At the starting point all four Hilbert spaces are equivalent to ${\mathfrak {H}}$ , all spin operators are equivalent to $S_{x}$ , $S_{y}$ and $S_{z}$ and $H_{B}=H_{U}=0$ . This is always (at every iterations) true only for left and right sites.

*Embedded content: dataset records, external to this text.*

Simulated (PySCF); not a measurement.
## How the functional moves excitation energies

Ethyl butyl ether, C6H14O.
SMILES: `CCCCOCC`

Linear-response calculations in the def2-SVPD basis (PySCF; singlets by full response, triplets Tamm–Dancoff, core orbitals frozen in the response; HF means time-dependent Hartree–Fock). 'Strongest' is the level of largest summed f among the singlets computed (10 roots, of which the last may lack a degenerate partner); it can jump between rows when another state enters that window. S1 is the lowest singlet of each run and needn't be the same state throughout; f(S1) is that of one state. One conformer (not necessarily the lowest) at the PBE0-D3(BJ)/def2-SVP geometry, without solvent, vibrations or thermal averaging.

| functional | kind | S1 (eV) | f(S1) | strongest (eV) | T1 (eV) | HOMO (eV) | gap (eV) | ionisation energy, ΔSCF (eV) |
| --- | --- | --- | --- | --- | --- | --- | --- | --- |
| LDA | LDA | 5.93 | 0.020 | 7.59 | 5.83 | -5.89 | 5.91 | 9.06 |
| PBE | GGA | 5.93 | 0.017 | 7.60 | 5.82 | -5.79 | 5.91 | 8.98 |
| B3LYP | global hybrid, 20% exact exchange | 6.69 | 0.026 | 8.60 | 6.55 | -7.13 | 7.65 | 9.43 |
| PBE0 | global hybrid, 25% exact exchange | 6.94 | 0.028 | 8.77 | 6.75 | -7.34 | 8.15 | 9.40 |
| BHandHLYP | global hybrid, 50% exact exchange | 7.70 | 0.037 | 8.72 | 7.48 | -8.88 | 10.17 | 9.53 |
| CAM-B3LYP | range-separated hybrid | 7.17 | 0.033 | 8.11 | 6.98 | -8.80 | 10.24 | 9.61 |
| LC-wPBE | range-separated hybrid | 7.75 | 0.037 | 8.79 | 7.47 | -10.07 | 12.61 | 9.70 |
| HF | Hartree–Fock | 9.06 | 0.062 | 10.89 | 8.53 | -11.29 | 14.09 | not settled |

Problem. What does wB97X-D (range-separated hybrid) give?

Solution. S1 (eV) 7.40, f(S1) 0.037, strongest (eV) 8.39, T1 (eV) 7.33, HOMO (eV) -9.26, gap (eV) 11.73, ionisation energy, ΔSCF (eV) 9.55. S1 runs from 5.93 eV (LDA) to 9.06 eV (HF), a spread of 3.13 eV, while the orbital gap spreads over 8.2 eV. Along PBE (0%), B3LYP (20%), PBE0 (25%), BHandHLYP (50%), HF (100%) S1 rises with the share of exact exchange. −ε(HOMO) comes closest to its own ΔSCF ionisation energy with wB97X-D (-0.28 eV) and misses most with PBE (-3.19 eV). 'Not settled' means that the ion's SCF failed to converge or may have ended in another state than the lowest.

Step 1: Form the Hamiltonian matrix for the Superblock

The ingredients are the four block operators and the four universe-block operators, which at the first iteration are $3\times 3$ matrices, the three left-site spin operators and the three right-site spin operators, which are always $3\times 3$ matrices. The Hamiltonian matrix of the superblock (the chain), which at the first iteration has only four sites, is formed by these operators. In the Heisenberg antiferromagnetic S=1 model the Hamiltonian is:

$\mathbf {H} _{SB}=-J\sum _{\langle i,j\rangle }\mathbf {S} _{x_{i}}\mathbf {S} _{x_{j}}+\mathbf {S} _{y_{i}}\mathbf {S} _{y_{j}}+\mathbf {S} _{z_{i}}\mathbf {S} _{z_{j}}$

These operators live in the superblock state space: ${\mathfrak {H}}_{SB}={\mathfrak {H}}_{B}\otimes {\mathfrak {H}}_{l}\otimes {\mathfrak {H}}_{r}\otimes {\mathfrak {H}}_{U}$ , the base is $\{|f\rangle =|u\rangle \otimes |t\rangle \otimes |s\rangle \otimes |r\rangle \}$ . For example: (convention):

$|1000\dots 0\rangle \equiv |f_{1}\rangle =|u_{1},t_{1},s_{1},r_{1}\rangle \equiv |100,100,100,100\rangle$

$|0100\dots 0\rangle \equiv |f_{2}\rangle =|u_{1},t_{1},s_{1},r_{2}\rangle \equiv |100,100,100,010\rangle$

The Hamiltonian in the DMRG form is (we set $J=-1$ ):

$\mathbf {H} _{SB}=\mathbf {H} _{B}+\mathbf {H} _{U}+\sum _{\langle i,j\rangle }\mathbf {S} _{x_{i}}\mathbf {S} _{x_{j}}+\mathbf {S} _{y_{i}}\mathbf {S} _{y_{j}}+\mathbf {S} _{z_{i}}\mathbf {S} _{z_{j}}$

The operators are $(d*3*3*d)\times (d*3*3*d)$ matrices, $d=\dim({\mathfrak {H}}_{B})\equiv \dim({\mathfrak {H}}_{U})$ , for example:

$\langle f|\mathbf {H} _{B}|f'\rangle \equiv \langle u,t,s,r|H_{B}\otimes \mathbb {I} \otimes \mathbb {I} \otimes \mathbb {I} |u',t',s',r'\rangle$

$\mathbf {S} _{x_{B}}\mathbf {S} _{x_{l}}=S_{x_{B}}\mathbb {I} \otimes \mathbb {I} S_{x_{l}}\otimes \mathbb {I} \mathbb {I} \otimes \mathbb {I} \mathbb {I} =S_{x_{B}}\otimes S_{x_{l}}\otimes \mathbb {I} \otimes \mathbb {I}$

Step 2: Diagonalize the superblock Hamiltonian

At this point you must choose the eigenstate of the Hamiltonian for which some observables is calculated, this is the target state . At the beginning you can choose the ground state and use some advanced algorithm to find it, one of these is described in:

The Iterative Calculation of a Few of the Lowest Eigenvalues and Corresponding Eigenvectors of Large Real-Symmetric Matrices, Ernest R. Davidson; Journal of Computational Physics 17, 87-94 (1975)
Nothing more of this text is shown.